Pat Hutchins was a picture book genius. Her debut, Rosie’s Walk, is rightly acknowledged as a classic and is still loved by small people everywhere. But little of her other work is that well known – or even in print – including the Silver Christmas Tree.
Published in 1974, the same year that Hutchins won the Kate Greenaway medal for The Wind Blew, this is a follow up to The Surprise Party (1968), the first in a series of books about a group of animals friends, Squirrel, Rabbit, Duck, Mouse and Fox – a kinder version of the character from Rosie’s Walk.
The story is simple. Squirrel decorates his tree for Christmas.
‘He hung garlands of holly and ivy around the branches, bunches of bright red berries between the branches, and pine cones on the tips of the branches. Although it looked nice it didn’t look nice enough’.
Mistletoe, polished nuts and dried wheat follow, but still the tree is not complete. Then night falls and a silver star appears, framed perfectly over the highest branch. But when it disappears the poor chap wonders where and interrogates his friends, assuming they have take the star, wrapping it up as a present.
Of course he’s quite delusional, and when they turn up on Christmas Eve with a lot of lovely presents, all he has to offer is a tree with no star. Until the clouds part…
And the star returns, ‘bigger, brighter and more beautiful than ever.’ The artwork here is absolutely exquisite. Look at the unusual perspective in the tree, and the looming lollipop clouds.
Hutchins might’ve had red and green in her palette, but she doesn’t really try to make it look Christmassy. This Kirkus review explains that ‘Hutchins’ familiar combination of springtime freshness and fall colors is not what the usual Christmas book is made of, and even the tree is not the conventional evergreen (though its bare branches do signify winter).’

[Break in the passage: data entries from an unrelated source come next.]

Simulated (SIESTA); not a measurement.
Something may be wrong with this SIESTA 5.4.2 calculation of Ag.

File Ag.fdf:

The story is played dead straight, but there is a deadpan quality to the proceedings that reminds me a lot of Jon Klassen’s Hat trilogy. We are being invited to laugh at Squirrel’s foolishness, just a little bit. The characterisation is subtle but sharp.
The Silver Christmas Tree is out of print, but her final animal stories, Rosie’s Chick and We’re Going on a Picnic are, so search them out this Christmas. Pat Hutchins’ talent shone bright and she will be missed.